Keywords: Archives, Memory, Artificial intelligence
My upbringing in Moscow reverberated with the echoes of World War Two. What is arguably the worst conflict in human history, had irreversibly impacted every family in the Soviet Union, including my own. Growing up, every year on victory day I would go to the newly built monuments with my grandfather, Grigoriy Lipkin, a war hero. He would solemnly watch me reappropriate tanks, warships and planes into a jungle gym before we continued to the plaques of the fallen soldiers. Engraved in granite or marble, these lists with names were endless. I watched him scan the lists line by line, name by name, stopping at the letter “L” for Lipkin, to no avail, never finding his brother’s name. Naum Lipkin disappeared shortly after being drafted in 1941.
Grigoriy joined the army a year before reaching the age of conscription, to look for his brother. He fought the war until Berlin, was wounded, took part in liberation of Auschwitz, losing most of his family that refused to evacuate his native Smolensk. At home, he would categorically refuse to speak about his experience and would either cry or make jokes when asked about it. While remaining silent about the war, he used to tell me that as his only grandson I am in charge of carrying his medals and his memory. When he died in 2009, I received his medals, but I did not receive his memories.

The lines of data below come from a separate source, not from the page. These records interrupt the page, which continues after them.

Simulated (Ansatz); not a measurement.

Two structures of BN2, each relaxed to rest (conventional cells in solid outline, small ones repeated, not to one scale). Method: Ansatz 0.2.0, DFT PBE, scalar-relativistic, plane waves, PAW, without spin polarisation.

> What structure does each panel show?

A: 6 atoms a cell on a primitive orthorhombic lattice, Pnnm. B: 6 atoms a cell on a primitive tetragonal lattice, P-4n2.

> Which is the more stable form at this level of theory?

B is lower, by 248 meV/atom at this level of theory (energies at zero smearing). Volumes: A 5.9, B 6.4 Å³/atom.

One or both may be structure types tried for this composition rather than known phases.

To fill the void left by my grandfather’s silence, I embark on a journey through histories, spaces and time to renegotiate a narrative of my grandfather’s time in the war. Combining machine learning, family photographs, archives, interviews with the last living Red Army veterans and forensic field work, Silent Hero explores and questions how these technologies and methods shape the production of knowledge and collective memory.